The yen pared its losses before the weekend as US stocks slid after JPMorgan Chase and Bank of America said results deteriorated in March, spurring concerns that the January and February earnings may come short-lived and as lower oil price dragged down energy producers. Stock market around the world are likely to remain pressured this week as recession in Europe and Japan deepens and global central bank are almost out of tools to bolster its region economy after previous spendings' on measure and fiscal aid. Monitor this week's Japan economic releases -Japan Industrial production, Japan Vehicle production, Japan Manufacturing PMI, Japan Jobless rate, Japan Household spending, Japan Annualized housing starts, Japan Small business confidence, Japan Tankan Large manufactures index, Japan Tankan Large manufactures outlook, Japan Tankan Non-manufacturing index, Japan Tankan Non-manufacturing outlook and Japan Vehicle sales -  cross currencies important economic releases, central banks' member's statements/comments, US indexes movement, commodities performance, news related to major corporate, governments' measure/plan to bolster its economy and G-20 summit.


EUR

EUR fell against the dollar last week as investors dumped the euro in favor for the dollar after figures showed recession in Europe is deepening despite government efforts to bolster the region's economy. The euro earlier last week  strengthened versus the dollar, but show signs of losing momentum by mid-week after ECB's council member  Erkki Liikanen spurred rate cut speculation by saying that there's room to lower interest rate and said he's not opposed to cutting the bank's deposit rate to close to zero, and figures shows Europe's manufacturing and service industries contracted for a 10th month in March, while  France manufacturers' confidence held at the lowest level in almost 50 years at the same month, reinforced speculation the recession in Europe is deepening. Despite governments efforts to ease financial turmoil and bolster economy in the region, investors begin doubting that those measures will spur growth in EU as recent figures shows economy are showing no signs of bottoming. Reports showed Germany business confidence fell to the lowest level in more than 26 years in March and Italy business confidence fell to a record as pace of firing increased and companies are paring investment amid deteriorating business activities.

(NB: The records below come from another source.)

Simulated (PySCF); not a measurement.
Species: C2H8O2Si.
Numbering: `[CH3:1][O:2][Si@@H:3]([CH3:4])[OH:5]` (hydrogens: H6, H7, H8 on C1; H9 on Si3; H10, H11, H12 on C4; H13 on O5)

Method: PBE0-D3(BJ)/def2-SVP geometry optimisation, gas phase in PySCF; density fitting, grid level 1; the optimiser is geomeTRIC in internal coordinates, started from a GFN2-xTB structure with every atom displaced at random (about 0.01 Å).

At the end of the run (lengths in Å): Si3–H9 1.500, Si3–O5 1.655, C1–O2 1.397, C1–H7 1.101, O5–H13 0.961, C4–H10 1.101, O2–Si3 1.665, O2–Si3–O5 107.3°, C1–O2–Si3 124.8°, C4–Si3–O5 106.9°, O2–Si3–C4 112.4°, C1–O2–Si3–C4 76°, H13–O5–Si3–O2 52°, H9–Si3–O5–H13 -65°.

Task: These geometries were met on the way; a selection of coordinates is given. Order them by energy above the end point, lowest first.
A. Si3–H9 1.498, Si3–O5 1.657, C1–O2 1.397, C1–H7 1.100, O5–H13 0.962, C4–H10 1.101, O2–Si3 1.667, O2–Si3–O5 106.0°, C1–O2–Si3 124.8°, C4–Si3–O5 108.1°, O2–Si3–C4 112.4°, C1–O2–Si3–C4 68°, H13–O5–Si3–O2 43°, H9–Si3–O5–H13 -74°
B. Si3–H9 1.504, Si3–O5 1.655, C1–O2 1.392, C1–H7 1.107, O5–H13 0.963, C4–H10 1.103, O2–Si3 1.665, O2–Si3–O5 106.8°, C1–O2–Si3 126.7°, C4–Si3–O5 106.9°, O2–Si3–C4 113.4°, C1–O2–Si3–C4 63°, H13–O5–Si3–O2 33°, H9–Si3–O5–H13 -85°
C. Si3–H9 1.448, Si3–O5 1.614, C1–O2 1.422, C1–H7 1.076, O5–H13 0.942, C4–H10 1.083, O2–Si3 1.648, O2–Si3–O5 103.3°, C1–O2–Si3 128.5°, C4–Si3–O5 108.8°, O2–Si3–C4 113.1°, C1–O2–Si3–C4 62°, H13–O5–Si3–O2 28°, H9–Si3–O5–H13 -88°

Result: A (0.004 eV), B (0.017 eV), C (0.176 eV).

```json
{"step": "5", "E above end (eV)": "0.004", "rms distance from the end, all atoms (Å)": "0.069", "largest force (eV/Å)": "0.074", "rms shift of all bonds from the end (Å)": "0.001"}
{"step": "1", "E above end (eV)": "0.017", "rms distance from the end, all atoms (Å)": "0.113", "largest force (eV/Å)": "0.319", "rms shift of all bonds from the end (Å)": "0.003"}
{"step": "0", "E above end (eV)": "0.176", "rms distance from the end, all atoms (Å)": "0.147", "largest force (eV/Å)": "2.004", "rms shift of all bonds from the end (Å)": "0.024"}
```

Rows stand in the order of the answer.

Selling pressure on the euro mounts by late last week after figure showed European industrial orders dropped 34.1%, the most on record in January and France’s economy contracted the most in more than 30 years in the 4th quarter stoked purchase on the dollar as safe haven and traders reduces equities holding in favor for the greenback on concern the worst of banking crisis may persists as JPMorgan and Bank of America said results deteriorated in March. The euro will weaken against the dollar and the yen this week as stocks will probably pressured by selling on unfavorable economic figures and on speculation ECB will slash interest rate below 1% amid recession deepening in EU region. Monitor this week's Euro-zone economic release – Germany Retail sales, Euro-zone Business climate indicator, Euro-zone Consumer confidence, Euro-zone Economic confidence, Euro-zone Industrial confidence, Euro-zone Services confidence, Germany ILO Unemployment rate, Germany Unemployment change, Italy Retail sales, Italy CPI, Euro-zone CPI Estimate, Italy Manufacturing PMI, France Manufacturing PMI, Germany Manufacturing PMI, Euro-zone Manufacturing PMI, Euro-zone Unemployment rate, France PPI, ECB Rate decision, Italy Services PMI, France Services PMI, Germany Services PMI, Euro-zone Services PMI and Italy PPI -, cross currencies important economic releases, central banks' member's statements/comments, news related to major corporate, US indexes movement and G-20 summit.


Crude oil

Crude oil fell last week as the dollar strengthened against the euro and a government report showed US crude oil inventories increased more than expected for the week that ended on March 20. Oil prices remained weak last week as stocks in US and Europe fell after figures showed recession in Europe and Asia is deepening despite governments spendings and measures to bolster the region's economy. Despite OPEC is cutting production to comply with December's quota, US crude oil inventories rose by 3.3Million barrels at the week that ended on March 20 as fuel demand fell, daily fuel demand averaged consumption over the past 4 weeks was down 3.2% from a year earlier. Appeal of commodities as alternative investment fell last week on skepticism that global economy is stabilizing and as the dollar strengthened.

Some trader bets that oil will rise in coming months after figures showed housing market is recovering and Best Buy and ConAgra Foods reported  better than estimated earnings spurred speculation that consumer spending will increase as credit crisis eases and home value rise. Analysts said oil price may decline this week as US inventories will increase because the recession has cut consumption and as strengthening dollar will reduce appeal of commodities as inflation hedge. Oil prices will leans towards weaker side this week on falling stock market and on strengthening dollar, but are likely to be on range trading between $47-$54. Monitor this week's US economic releases, central banks' member's statements/comments, news related to major corporate, US indexes movement, USD movement, geopolitical risk, major corporate fiscal results, stimulus to bolster economies, storage report and G-20 summit.